I think, God is in the details.
I have been so ungrateful for this week. In the most cliched and terse phrasing, I have been drowning. I wanted to press reset and start over. I feel like each and every one of my efforts has been met by adversity. Each step I take feels so small in the grand scheme of things.
But at least they are steps. They are small strokes on a bigger surface. I don’t know how big that surface is. Most days, I am not really sure whose surface I am painting on or if anyone is painting on mine. I just keep painting.
I am trying to be grateful for the paint I have been given.
I keep hoping. I am doing my best to work passionately on those small things: the grades, the grad school applications, the endless grades, and the emotional turmoil.
I hope God is always in those details.
-les

Tuesday, October 30, 2012

Dear Dad

Dear Dad,
I don’t tell you this nearly enough, but I love you and I am so incredibly proud to be your daughter. Thank you for loving me more than I deserve. Thank you for being proud of me when I have accomplished little. Thank you for singing “You are my Sunshine,” because you will always be one of the few people that we be able to make me happy when skies are grey. Thank you for the Bible verses and reminding me that I should “Learn Everything,” so I can “Be anything.” Thank you for continuing to say that to me even when I felt like I was capable of nothing, much less anything. Thank you for building me up and being wonderfully critical at the same time. Thank you for never making me feel stupid even when I made stupid mistakes. Thank you for giving me faith because faith comes by hearing and hearing by the word of God. Thank you for torturing me with NPR and Allison Krauss. I will always be your Prairie Home Companion. I will always sit in the car with you to wait for Car Talk to finish. Thanks for saying it best when you say nothing at all.
             100 miles away, sometimes I sit outside when they mow outside of my apartment, just so I can pretend to smell your grass decorated skin after landscaping.

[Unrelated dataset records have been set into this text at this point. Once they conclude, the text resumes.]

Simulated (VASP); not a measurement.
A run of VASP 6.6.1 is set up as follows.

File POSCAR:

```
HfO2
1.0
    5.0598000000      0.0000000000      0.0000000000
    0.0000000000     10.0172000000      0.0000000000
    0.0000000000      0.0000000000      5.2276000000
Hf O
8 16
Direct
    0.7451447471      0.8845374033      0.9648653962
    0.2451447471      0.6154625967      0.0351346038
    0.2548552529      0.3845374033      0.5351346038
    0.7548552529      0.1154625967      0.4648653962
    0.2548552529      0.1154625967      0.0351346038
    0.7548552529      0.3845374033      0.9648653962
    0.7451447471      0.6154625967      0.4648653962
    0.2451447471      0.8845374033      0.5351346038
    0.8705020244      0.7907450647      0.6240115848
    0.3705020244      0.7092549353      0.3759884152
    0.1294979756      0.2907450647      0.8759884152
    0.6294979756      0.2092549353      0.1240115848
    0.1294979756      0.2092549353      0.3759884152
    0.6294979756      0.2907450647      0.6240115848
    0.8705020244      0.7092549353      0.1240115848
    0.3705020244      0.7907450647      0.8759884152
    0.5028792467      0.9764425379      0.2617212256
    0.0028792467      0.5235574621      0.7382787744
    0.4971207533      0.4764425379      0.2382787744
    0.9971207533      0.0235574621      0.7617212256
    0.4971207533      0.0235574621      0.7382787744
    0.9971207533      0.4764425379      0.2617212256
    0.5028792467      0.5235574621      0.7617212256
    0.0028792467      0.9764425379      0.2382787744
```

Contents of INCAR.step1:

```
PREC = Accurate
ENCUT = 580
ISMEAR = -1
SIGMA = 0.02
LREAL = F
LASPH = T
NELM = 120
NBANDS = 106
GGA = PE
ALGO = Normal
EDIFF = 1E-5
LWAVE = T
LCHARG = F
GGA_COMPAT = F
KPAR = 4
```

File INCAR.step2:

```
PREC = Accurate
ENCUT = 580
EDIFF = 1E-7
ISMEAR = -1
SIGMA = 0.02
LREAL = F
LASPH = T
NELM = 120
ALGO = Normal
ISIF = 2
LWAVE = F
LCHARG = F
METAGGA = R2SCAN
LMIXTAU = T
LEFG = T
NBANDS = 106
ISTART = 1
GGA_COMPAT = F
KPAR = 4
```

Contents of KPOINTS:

Thank you for teaching me to swim and how to not drown in this world. Thank you for always responding, “look it up” whenever I’d ask what a word meant. I owe most of my vocabulary to you.  Thanks for passing down your OCD; people mock me for my keeping doors closed and lights off. I am okay with that.
            Thank you for listening to me even when you are busy at work; thanks for calling me back to listen to my insignificant life details. Thanks for existing in my life.
            Thank you for teaching me to be stronger than those that have hated me. Thank you for loving me when I was not strong enough. Thank you for not forgetting about me.
Thank you for supporting me through my silly endeavors. Thank you for approaching these endeavors like they were the most important thing in the world. Thank you for not comparing me to my brother so that I could find my own passions.
Thank you for not disappointing me. Thank you for not hating me when I have disappointed you.
Thank you for letting me fail miserably.
Thank you for encouraging to be better.
Thank you for understanding. Thank you for fighting.
Thank you for loving me relentlessly, a mere imperfection in this world, as if I were not this little flawed person. 




Thursday, October 11, 2012

Fortune Cookies


I hate fortune cookies.
I really hate them.
I have a problem. I always get bad sounding ones. I can remember a time when they weren’t so awful “Riches will come your way,” and the generic “Your future is bright” shenanigans. Now, as I have become an adult, they have gotten steadily less bright. One of the last ones I remember reading “You’re laughing now, but wait until later.” I don’t know about you dear reader, but I’d rather receive threats elsewhere. Imagine my dismay after a delicious Americanized-Chinese food meal, I unfurl that little piece of paper from shell of a cookie. My expectations for the taste of the cookie and the fortune are vaguely similar; one would assume that what awaits me will be generic and bland but hopeful.
Fortune cookies creep me out. They shouldn’t. They are just little strips of paper manufactured in some little factory. They are still creepy. They predict too much. Opening them begins with promise and it ends with a weird sense of gratification and dismay; you could have gotten a better one. Nothing should have that much power.
Somehow, I think of fortune cookies and I think of the phrase “best friend.” Like those cookies, I view something that should be positive as creepy and foreboding. When I look into my personal background, I dislike 90% of the people I have once claimed as my “best friend.” But Les, maybe you are just picking the wrong cookie-people. No, I blame the phrase. I can get away with friends, but as soon as you add that qualitative “best” onto, we have entered friendship purgatory and things will be heading straight to...
I don’t like to fall into that middle school cliche of “I hate labels.” I honestly love labels; they make things orderly and delightful. I think when we try to label things or people, we often overburden them with the expectation of being something great and are disappointed with they are not the “best.” We frame people with a destructive qualitative energy that reeks of “This is what you should mean to me.”
I know I am blessed. I am lucky to be surrounded by people that constantly exceed my expectations when I honestly should have none. I know this when the best compliment I receive from a friend all week is “She writes for fun” as if to say “She kills for sport!” I love this.
Maybe I should stop opening cookies for the words.
Maybe one day, I will just let the cookie be a cookie and appreciate it for what is.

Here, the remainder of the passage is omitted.